I was blessed recently to attend a conference on “discernment of spirits.” What do the actions of God in a soul look and feel like? How do we experience them? How can we tell which of our thoughts to accept and which to reject?

After two talks detailing how to recognize which movements of the soul come from God and which don’t, we held a round-table in which participants were invited to share their own experiences, so we could "see" what we’d been studying in practice.

A woman I’ll call Joan revealed an amazing story which she gave me permission to re-tell anonymously.

As sometimes happens, the birth of one of her children brought distinct memories of childhood abuse she'd only vaguely dealt with to the fore in a powerful way. She entered depression and deep spiritual darkness, during which she was consumed with two thoughts: hatred for her abuser and deep rage against God for abandoning her.  "I was helpless and innocent," she scolded Him, "and where were You?"
 
This condition persisted for some time, her faith life plunging to nothingness (though she continued to attend Sunday Mass). 

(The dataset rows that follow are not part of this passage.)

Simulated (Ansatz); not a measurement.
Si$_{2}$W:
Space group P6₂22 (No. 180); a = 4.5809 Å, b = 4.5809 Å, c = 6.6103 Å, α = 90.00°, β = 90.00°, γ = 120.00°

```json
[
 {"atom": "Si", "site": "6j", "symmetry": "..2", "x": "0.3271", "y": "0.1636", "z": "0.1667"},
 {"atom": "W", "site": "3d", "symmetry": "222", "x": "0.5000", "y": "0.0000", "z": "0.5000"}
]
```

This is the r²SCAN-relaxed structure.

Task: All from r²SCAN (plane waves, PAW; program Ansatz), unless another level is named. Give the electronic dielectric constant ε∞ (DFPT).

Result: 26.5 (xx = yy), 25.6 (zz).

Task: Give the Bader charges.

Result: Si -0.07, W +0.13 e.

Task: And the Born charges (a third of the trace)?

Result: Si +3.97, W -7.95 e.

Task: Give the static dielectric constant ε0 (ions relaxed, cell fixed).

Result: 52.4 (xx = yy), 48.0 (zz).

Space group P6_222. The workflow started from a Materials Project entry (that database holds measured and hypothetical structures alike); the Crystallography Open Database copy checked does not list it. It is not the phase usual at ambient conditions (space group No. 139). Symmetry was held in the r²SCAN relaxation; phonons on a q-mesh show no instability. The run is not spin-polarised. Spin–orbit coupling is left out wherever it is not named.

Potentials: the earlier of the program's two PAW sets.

One day, during a routine visit, her mother-in-law (knowing nothing of these difficulties) asked Joan to go to mass with her, casually mentioning that the priest who would celebrate was battling depression and needed prayers.

Joan approached the priest afterward to say that she had empathy because she was suffering from depression too.
 
"You need an anointing," he said.  She tried to demur, but he insisted, so she received the Sacrament of Anointing of the Sick, and felt one degree better.

One degree from black is still black though, so she remained in spiritual darkness. The thought occurred to her, "Whatsoever you do to the least of these, that you do unto me."  She knew that this was somehow the answer, but she was furious with God and refused to pray or "unpack" this idea.
 
Shortly thereafter her husband said on a Sunday, "Hon, let's go to mass together this week. I'll hold the baby part of the time and you hold him part of the time, and we'll both get to pray." 

When her turn came, she knelt in the pew, relented, and said to God, "Fine! Whatsoever you do to the least of these, that you do unto me. What the hell does that mean?!"
 
...And suddenly it dawned on her what it meant.

She had never been alone, Christ had been with her the entire time, and her abuser had hurt not only her but Jesus himself.
 
As she spoke these things, her eyes filled with tears of joy recalling her liberation.

"When you have been used as an object of degradation and filth, that's what you think you are, so I had been carrying around this spiritual tar, as if I were nothing, just a piece of trash. Now I almost physically felt all that tar lift off me and land where it belonged: on him."
 
"In an instant I understood God’s love for me and my own worth.”

God was not done, however.

“Then I saw my abuser, whose face I had wanted to rip off, covered in this tar.  I remembered what it felt like to carry that –and it had never belonged to me, and did belong to him.

“Awful! I felt such compassion for him. The hatred disappeared and I felt a strong impulse to make sacrifices and pray for him so that he could be saved."
 
"And then in my head I heard the Lord say to me, " ...and if you did that, this evil would be made a good."
 
"I had in a short period of time a complete healing of myself, the total transformation of my hate into compassion, and a profound experience of God's capacity to transform any evil into good. That is what He does."

Every woman sitting at that round-table had such a story. Not all were as dramatic, but each revealed the tenderness and intimacy and specificity with which God touches each individual soul with just exactly what it needs.

As St. Julie Billiart says, “How good is the good God!”